Since I'm following a TDD approach, the implementation of the state validation logic
In a TDD approach, I would expect you to be concentrating your attention on the implementation of behavior, rather than the implementation of state.
Which is to say, that your example of having a test for get_allowed_substates that explores the entire range of inputs is "fine" (I have doubts about the structure of this test: the api you have been "driven" to, and how well the test serves as documentation for how the method is expected to work).
But as a function, what is this for? If the state machine is under the control of your program, then reaching an "invalid" state really means that there has been a programmer error somewhere - that some implementation of a transition in the state machine didn't realize the intended state.
On the other hand, if you are dealing with a source of "untrusted" state data, then you probably out to have a parser somewhere close to the boundary where the untrusted data enters the system, and you should be test driving the parser.
(Now, in fairness, there is a subset of the TDD community that loves starting with small "units" that are driven into existence in isolation -- you might be doing that, but it isn't obvious from this example that you are doing this and keeping a specific client in mind; one of the reasons that I prefer working "outside in" is that you get alignment with the client context "for free".)
This made me realize there is significant overlap between the validation logic within the domain objects and unit tests
Yeah, this kind of thing is common and normal - it has to do with the fact that we have the same predicate being used for two different ideas.
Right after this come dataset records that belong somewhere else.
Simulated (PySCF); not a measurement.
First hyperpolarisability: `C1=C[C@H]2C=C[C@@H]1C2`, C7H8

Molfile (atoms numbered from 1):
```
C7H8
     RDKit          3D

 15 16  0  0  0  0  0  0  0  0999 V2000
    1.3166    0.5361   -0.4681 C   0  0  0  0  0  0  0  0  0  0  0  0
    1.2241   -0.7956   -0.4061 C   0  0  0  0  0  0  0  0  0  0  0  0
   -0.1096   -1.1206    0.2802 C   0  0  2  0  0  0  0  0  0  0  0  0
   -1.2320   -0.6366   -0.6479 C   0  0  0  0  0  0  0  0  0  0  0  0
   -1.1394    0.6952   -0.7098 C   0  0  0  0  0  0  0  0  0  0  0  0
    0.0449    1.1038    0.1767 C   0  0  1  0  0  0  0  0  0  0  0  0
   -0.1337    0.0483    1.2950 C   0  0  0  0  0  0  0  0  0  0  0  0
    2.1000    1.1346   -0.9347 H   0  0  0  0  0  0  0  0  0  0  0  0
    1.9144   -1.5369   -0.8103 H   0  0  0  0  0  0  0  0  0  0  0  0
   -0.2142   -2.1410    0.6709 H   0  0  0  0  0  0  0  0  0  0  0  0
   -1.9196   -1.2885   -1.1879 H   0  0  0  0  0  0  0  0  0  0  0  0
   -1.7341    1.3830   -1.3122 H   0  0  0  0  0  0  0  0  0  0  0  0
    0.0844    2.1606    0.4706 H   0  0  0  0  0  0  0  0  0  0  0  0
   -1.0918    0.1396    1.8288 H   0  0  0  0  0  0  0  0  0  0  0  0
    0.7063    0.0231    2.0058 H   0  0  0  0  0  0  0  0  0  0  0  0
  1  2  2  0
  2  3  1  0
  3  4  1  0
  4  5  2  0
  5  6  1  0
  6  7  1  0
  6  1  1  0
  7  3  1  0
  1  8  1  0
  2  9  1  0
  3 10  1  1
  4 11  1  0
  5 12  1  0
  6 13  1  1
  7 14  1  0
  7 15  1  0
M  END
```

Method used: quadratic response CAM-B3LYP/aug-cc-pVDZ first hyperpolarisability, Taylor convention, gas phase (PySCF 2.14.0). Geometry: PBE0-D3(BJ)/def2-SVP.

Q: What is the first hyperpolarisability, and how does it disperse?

In our parser, we're trying to figure out if some general purpose data structure is aligned with our narrower range of expected values (example: we're receiving information using a general purpose integer data type; but our narrower expectation is that the integer shall always be positive - thus, roughly half of the space of values that fit in the general purpose data type are "invalid", and need not-on-the-happy-path handling).
In our domain types, we're using a constructor to ensure that some data constraint only needs to be checked once, and the validation within the constructor is a defensive programming technique intended to catch errors in our parsing code.
(Warning: untested pseudo-code written in an imaginary programming language)
class TrustedData:
def __init__(untrustedData):
FailFast.programmerError(...) if not valid(untrustedData)
...
def parsing(untrustedData):
if valid(untrustedData):
happyPath( TrustedData(untrustedData) )
else:
# handle the usual case that we've gotten bad information
# from our untrusted source
What we're really doing in the TrustedData constructor is checking that the programmer who wrote the parsing function did the right thing.
If you look through the older literature, the code in the constructor might look instead like
class TrustedData:
def __init__(untrustedData):
assert valid(untrustedData)
Where the assert line would be completely removed from the production code (ex: in C code, those lines would normally be elided by the preprocessor before the source was passed to the compiler).
is writing tests for the domain model redundant, and thus be avoided?
Typically, in DDD, the domain model is the thing that's real; it's where the important logic lives, and that's the code that changes regularly as the needs of the business evolve -- so that's an important area to be able to make changes without introducing faults. TDD's twin goals of (a) improving the design so that faults are introduced less frequently and (b) producing tests so that faults are detected both quickly and cost effectively play well here.
But specifically for the case of something like a programmerError detector, the cost benefit ratio of having "tests" is not quite the same as it would be in code that has a lot of branches.
Horses for Courses
is it a sensible choice to test all possible combinations of superstate and substate
From a TDD perspective? Mostly no, in my experience -- you don't typically learn anything interesting about the design by spamming an infinite number of input combinations.
From a testing perspective? Maybe. See "Property Based Testing" in the literature. My experience is that typing-the-same-thing-in-two-places tests aren't especially valuable, and that the cost benefit ratio gets really bad if the answer isn't stable.
At one end of the spectrum you have "the answers are really stable, but we are constantly changing how we calculate them", and at the other end you have "the answers are always changing, but the calculation is always so simple that there are obviously no deficiencies" -- for the latter case, you may have more cost effective alternatives than maintaining a suite of "automated" tests.